Book Reviews & Items of Interest
ACI Committee 341. (2007). Seismic evaluation and retrofit techniques for concrete bridges (ACI 341.3R-07). Farmington Hills, MI: American Concrete Institute (ACI). ISBN: 978-0-870-31255-7. 29 pages. ACI Member/$32.00, Nonmember/$52.50. Available from: American Concrete Institute, Member/Customer Services Department, PO Box 9094, Farmington Hills, MI 48333 (tel: 248-848-3800; fax: 248-848-3800; e-mail: bkstore@concrete.org; Web site: http://www.concrete.org).
This document provides a summary of seismic evaluation and retrofit techniques for reinforced concrete bridges. The document is intended to be useful to practicing engineers and academic researchers. Three primary phases of a retrofit program are described: seismic vulnerability evaluation, evaluation of the seismic demands and capacities, and selection and design of the retrofit measures. General descriptions of appropriate linear and nonlinear analysis methods to evaluate the seismic response of an existing bridge are provided. Various retrofit measures for individual bridge components are described. In all cases, the information is presented at the conceptual level rather than providing detailed descriptions of the design method. Extensive resources/references are included in each section of the document for obtaining more specific information on the subject matter.
ACI Innovation Task Group 4. (2007). Specification for high-strength concrete in moderate to high seismic applications (ACI ITG-4.1-07). Farmington Hills, MI: American Concrete Institute (ACI). ISBN: 978-0-870-31238-0. 10 pages. ACI Member/$21.00, Nonmember/$34.50. Available from: American Concrete Institute, Member/Customer Services Department, PO Box 9094, Farmington Hills, MI 48333 (tel: 248-848-3800; fax: 248-848-3800; e-mail: bkstore@concrete.org; Web site: http://www.concrete.org).

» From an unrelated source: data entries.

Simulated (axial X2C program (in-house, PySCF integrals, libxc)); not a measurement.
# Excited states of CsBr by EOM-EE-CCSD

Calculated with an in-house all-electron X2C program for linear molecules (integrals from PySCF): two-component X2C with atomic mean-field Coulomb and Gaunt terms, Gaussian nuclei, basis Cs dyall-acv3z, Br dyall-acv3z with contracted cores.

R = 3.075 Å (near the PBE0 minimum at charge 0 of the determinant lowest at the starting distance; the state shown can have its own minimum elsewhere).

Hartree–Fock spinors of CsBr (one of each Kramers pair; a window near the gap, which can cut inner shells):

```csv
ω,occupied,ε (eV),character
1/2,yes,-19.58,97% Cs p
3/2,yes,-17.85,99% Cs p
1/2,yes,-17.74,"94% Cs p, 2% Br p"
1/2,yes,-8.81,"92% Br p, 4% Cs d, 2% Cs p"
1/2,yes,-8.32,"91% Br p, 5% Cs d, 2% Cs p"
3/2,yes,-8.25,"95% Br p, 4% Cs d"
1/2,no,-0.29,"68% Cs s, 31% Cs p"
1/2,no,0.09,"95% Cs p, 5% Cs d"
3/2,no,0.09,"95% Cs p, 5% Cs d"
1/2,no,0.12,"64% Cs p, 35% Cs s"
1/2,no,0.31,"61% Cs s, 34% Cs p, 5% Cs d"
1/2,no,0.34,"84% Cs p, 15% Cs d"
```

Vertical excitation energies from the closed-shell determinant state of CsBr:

This publication is a reference specification that the licensed design professional can make applicable to any construction project by citing it in the project specifications. The licensed design professional supplements the provisions of this reference specification as needed by designating or specifying individual project requirements. This specification covers cast-in-place, normalweight, high-strength concrete in structures that must be designed for moderate to high seismic applications. More specifically, this specification applies to structures located in Seismic Zones 2, 3, or 4 defined by the Uniform Building Code; assigned to Seismic Performance Categories C, D, or E of the BOCA/National Building Code (1993 and subsequent editions) or the Standard Building Code (1994 or subsequent editions); or Seismic Design Categories C, D, E or F of the International Building Code or the National Fire Protection Association (NFPA) 5000 Building Construction and Safety Code. Irrespective of seismic hazard, seismic performance, or design category, these requirements apply to normalweight, high-strength concrete in intermediate or special moment frames and intermediate or special structural walls.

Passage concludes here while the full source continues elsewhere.